Heliophysics Science Division
Sciences and Exploration Directorate - NASA's Goddard Space Flight Center

September 22, 2017, 1:00 pm - 2:00 pm

Septmeber 22, 1:00 pm - 2:00 pm

Hybrid kinetic models of shocks in astrophysical and laboratory plasmas: PIC vs CPK vs CPK/FMM(SFK) concepts



Alexander S. Lipatov (GPHI-UMBC and NASA GSFC Code 673)

Many macroscopic problems in plasma physics are characterized by ion Larmor radii comparable to the scale lengths of the system. For these problems, and for problems involving micro-instabilities, a fluid description of the ions is inadequate, and the ions must instead be treated in a fully kinetic manner. The phenomena in the astrophysical and laboratory plasmas present a various wave-particle interactions which are responsible for electrostatic and electromagnetic instabilities and particle heating, and acceleration. The most of these effects are controlled by the non-Maxwellian particle Velocity Distributions and Finite Gyroradius. These effects are main features in the formation of the fine structure of the collisionless shocks, the reconnection in plasma systems with reversed magnetic configuration, and plasma beams. Note the such phenomena can not be self-consistently studied by the use of MHD/multi-fluid/Hall-MHD models.

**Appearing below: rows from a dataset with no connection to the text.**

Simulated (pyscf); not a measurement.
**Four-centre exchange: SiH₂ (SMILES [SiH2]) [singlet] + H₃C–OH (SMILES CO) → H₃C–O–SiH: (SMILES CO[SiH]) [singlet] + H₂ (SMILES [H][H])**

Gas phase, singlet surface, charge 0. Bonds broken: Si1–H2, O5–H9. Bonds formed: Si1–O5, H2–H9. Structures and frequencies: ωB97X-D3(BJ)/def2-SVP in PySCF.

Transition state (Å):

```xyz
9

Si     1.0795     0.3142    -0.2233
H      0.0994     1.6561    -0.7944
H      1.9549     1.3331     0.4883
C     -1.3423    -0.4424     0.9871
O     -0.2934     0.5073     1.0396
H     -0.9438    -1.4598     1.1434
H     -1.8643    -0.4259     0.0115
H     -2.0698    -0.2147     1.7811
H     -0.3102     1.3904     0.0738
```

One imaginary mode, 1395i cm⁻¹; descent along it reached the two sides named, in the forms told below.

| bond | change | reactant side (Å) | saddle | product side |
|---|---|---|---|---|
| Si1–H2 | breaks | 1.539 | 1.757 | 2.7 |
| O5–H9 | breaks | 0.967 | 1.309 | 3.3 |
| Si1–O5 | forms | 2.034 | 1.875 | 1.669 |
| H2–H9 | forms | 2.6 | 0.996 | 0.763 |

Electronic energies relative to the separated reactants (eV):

In this talk we shall discuss the current status of the hybrid computational models: standard particle-in-cell (PIC), complex particle kinetic approach (CPK), and combination of the CPK approach and finite mass method (FMM)-- shape function kinetics method (SFK). The CPK method includes the internal dynamics of the probe Maxwellian distributions (time-dependent shape functions in phase space) and fragmentation of macro-particles to probe for emerging features, and refined merging where fine macro-particles are no longer needed. In opposite to CPK the CPK/FMM uses the re-mapping(re-starting) for particle distribution to get fine structures in phase space. Both CPK and CPK/FMM algorithms need much smaller computational resources in compare with a standard PIC method.

We shall also discuss the results of modeling of the shock dynamics and particle acceleration, astrophysical explosion, and non-linear field line resonance triggered by shocks.